The story God Gave Us Christmas begins with a question, which as an apologist I love. Some of our best conversations about God begin that way. In this piece, Little Cub asks about where Christmas came from and what was Santa’s role in its origins.
I enjoyed how Lisa Tawn Bergren brought the question of Santa Claus into this story. For me, it makes it much more realistic. Some kids’ Christmas stories do not mention the man in red at all if they are discussing religious issues. Yet, because he is such a major part of the secular Christmas experience it serves our kids better to address the issue rather than avoid it.
“Santa reminds us about many good things like generosity and care. But it is God and Jesus that we celebrate most come Christmas,” she wrote.
The story follows a mother and her little cub on their adventure to find God. During their holiday outing, they see him in aspects of nature, including the Northern Lights, a frozen lake and the Morning Star.
My favourite was the twinkling of the Northern Lights, which served to demonstrate how Jesus is the light of the world.
“He sent his only son as a baby so that we would know light from dark.”
It was also good to see that this book differentiates between God and his son, Jesus. Lisa talks about God’s power and how he used this power to crown his son.

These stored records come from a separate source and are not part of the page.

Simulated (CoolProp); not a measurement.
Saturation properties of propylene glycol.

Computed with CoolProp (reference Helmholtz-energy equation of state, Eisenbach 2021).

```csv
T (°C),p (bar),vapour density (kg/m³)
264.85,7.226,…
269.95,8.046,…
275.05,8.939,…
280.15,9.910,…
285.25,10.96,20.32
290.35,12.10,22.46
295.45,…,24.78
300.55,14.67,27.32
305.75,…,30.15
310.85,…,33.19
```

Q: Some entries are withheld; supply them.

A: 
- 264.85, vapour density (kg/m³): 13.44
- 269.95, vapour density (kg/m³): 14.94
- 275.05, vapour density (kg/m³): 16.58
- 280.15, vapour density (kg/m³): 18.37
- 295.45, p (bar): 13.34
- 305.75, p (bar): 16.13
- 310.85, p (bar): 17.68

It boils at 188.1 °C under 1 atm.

“He is mightier than any king on earth. And because he is all-powerful, he made Jesus King of all kings.”
She also wrote about how personal Christmas is, how God would have given Jesus even if there were only one of us that needed Him.
“Jesus is a present for everyone, grumpy or happy, mean or kind. God gave us all Christmas.”
While all the God Gave Us books are wonderful reads, I particularly like her approach to the holiday season. It is one that I would recommend for kids of any age.